Appeals court blocks California ban on for-profit prisons

California Attorney General Rob Bonta had asked the larger appellate panel to reconsider a ruling.

Appeals court blocks California ban on for-profit prisons

SACRAMENTO, Calif. — A larger panel of the 9th U.S. Circuit Court of Appeals on Monday again blocked California’s first-in-the-nation ban on for-profit private prisons and immigration detention facilities, finding that it is trumped by the federal government.

A three-judge appellate panel last year rejected the 2019 state law that would have phased out privately run immigration jails in California by 2028. The law would have undermined a key piece of the nation’s detention system for immigrants.

California Attorney General Rob Bonta had asked the larger appellate panel to reconsider a ruling.

The law signed by Gov. Gavin Newsom was one of many efforts to limit California’s cooperation with the federal government as then-President Donald Trump imposed hardline policies on immigration enforcement. But the Biden administration continued the U.S. government’s opposition to the law on constitutional grounds.

The 11-member appellate panel said the state law is preempted by the federal government under the U.S. Constitution’s “supremacy clause.” It sent the case back to the trial court for a decision on other legal arguments.

The Geo Group Inc., which operates two such facilities in California, sued to block the law. Neither Geo nor U.S. Immigration and Customs Enforcement immediately commented on the ruling.

“AB 32 would prevent ICE’s contractors from continuing to run detention facilities, requiring ICE to entirely transform its approach to detention in the state or else abandon its California facilities,” Circuit Judge Jacqueline Nguyen wrote for the panel’s eight-member majority. “California cannot exert this level of control over the federal government’s detention operations.”

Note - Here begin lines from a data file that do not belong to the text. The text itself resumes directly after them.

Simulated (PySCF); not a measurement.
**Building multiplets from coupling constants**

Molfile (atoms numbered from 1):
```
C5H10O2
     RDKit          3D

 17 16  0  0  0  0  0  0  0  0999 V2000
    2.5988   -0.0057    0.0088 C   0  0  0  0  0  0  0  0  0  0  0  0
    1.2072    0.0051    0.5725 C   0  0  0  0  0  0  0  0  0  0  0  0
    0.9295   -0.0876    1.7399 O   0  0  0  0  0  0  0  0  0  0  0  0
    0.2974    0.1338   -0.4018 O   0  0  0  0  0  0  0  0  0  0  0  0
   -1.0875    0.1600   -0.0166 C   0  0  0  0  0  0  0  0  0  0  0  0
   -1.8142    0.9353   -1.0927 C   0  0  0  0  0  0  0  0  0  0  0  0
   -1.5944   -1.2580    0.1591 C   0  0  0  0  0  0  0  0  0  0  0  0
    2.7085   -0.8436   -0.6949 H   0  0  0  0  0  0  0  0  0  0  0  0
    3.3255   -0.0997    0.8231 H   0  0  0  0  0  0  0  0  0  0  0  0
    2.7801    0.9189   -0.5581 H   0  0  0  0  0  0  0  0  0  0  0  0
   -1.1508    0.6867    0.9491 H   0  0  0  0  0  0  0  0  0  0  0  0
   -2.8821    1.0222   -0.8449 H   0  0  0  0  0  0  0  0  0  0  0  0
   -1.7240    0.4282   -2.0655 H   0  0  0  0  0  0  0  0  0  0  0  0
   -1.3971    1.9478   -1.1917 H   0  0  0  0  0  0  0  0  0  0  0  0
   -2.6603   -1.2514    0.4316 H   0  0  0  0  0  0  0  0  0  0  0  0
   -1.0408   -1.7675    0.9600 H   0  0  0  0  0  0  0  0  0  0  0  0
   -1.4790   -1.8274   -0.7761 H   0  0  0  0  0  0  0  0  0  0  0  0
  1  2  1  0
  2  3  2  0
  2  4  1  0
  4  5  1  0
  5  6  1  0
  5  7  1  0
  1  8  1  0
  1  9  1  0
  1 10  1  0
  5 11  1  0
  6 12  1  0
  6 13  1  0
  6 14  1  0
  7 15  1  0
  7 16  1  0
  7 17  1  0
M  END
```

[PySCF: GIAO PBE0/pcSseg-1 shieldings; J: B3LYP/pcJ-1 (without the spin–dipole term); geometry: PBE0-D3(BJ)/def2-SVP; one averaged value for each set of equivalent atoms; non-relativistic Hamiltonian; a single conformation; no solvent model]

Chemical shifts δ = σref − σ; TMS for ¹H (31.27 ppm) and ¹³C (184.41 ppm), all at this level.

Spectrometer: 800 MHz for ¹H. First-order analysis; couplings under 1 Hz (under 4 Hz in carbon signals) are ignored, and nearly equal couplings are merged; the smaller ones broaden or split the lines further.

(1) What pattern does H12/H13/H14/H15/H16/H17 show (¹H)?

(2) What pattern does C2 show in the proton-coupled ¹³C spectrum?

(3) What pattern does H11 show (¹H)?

Bonta wrote the law when he was in the state Assembly. His office said it is still reviewing the decision but is “deeply disappointed” by the decision. The law “was enacted to protect the health and welfare of Californians and recognized the federal government’s own documented concerns with for-profit, private prisons and detention facilities,” his office said in a statement.

Two of the eight judges agreed with Nguyen on only part of the majority’s ruling.

And three of the panel’s 11 members dissented from the majority ruling, with Chief Judge Mary Murguia holding that the law is valid “because it neither directly regulates nor discriminates against the federal government.”